Unless you want to gawp at the stars on Pampelonne beach, or break the bank in the swish boutiques, the picturesque quayside is quintessentially St Tropez.
But how much nicer it would be if you could see it from wherever you happened to be standing nearby.
Unfortunately, the sheer size of some of the yachts berthed there gets in the way of what can be a magical sight. Now I know these vessels, and their owners or charter customers, like very much to be seen in all their opulence. But shows of opulence are not always aesthetically pleasing to others.

This khaki/gold monstrosity, registered in George Town, Cayman Islands, may have been a great place to hold a party, with band and singers, on Saturday night. I did not experience the least envy as I walked by, but I did feel I was looking at an eyesore.
There is probably more street credibiity to be had these days in knocking St Tropez, crowded harbour or otherwise.
It often takes an age to get there by car (although on Saturday, so many people were on the French motorways, stuck in the blackest chassé-croisé of the season, that it was a doddle until the evening).
And if you do not care for those boutiques, or recoil from the cost of their wares, a walk around the little streets of the town, and the Place des Lices, does not need to detain you very long.
Knowing that Sarah Ferguson was there at more or less the same time, and that you might even have bumped into Cindy Crawford, Tom Cruise and Katie Holmes, isn't the same as getting an invite to Puff Daddy's birthday party.
Nor do I recall rubbing shoulders with St Trop's more famous residents - Brigitte Bardot, for example, or (from just along the road at Gassin) Johnny Depp and Vanessa Paradis - when picking up a couple of sea bass for the barbecue at Géant.
But I have always been quite fond of the place, exploring those narrow lanes and climbing the hill to the cliffs behind the port. St Trop cannot help being pretty, popular and a magnet for the rich and renowned.

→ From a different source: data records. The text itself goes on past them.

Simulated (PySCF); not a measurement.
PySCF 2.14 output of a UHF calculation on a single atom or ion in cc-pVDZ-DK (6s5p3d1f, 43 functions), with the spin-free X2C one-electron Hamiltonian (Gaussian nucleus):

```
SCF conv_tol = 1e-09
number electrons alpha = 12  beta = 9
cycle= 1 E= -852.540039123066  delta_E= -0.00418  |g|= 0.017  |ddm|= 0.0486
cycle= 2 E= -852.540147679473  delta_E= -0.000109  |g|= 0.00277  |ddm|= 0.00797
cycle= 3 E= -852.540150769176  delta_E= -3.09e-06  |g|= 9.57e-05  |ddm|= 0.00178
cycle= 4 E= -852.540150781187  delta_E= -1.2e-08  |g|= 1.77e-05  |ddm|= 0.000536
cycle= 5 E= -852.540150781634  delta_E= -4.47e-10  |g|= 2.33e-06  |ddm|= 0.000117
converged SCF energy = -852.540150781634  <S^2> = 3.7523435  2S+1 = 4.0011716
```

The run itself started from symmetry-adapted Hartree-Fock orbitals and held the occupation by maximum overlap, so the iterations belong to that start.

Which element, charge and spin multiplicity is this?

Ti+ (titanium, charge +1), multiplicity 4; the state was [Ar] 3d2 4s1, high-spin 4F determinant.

Others will doubtless find those giant ocean-going yachts a delight to see, their occupants providing material for intriguing gessing games. And quaysides equal boats, after all.
But this grumpy old Varois-by-adoption would jump for joy if only the mairie could order the larger ones to be confined to the bay, congested as even that is beginning to look. With the quayside slots reserved exclusively for small craft, St Trop would regain all of its former charm.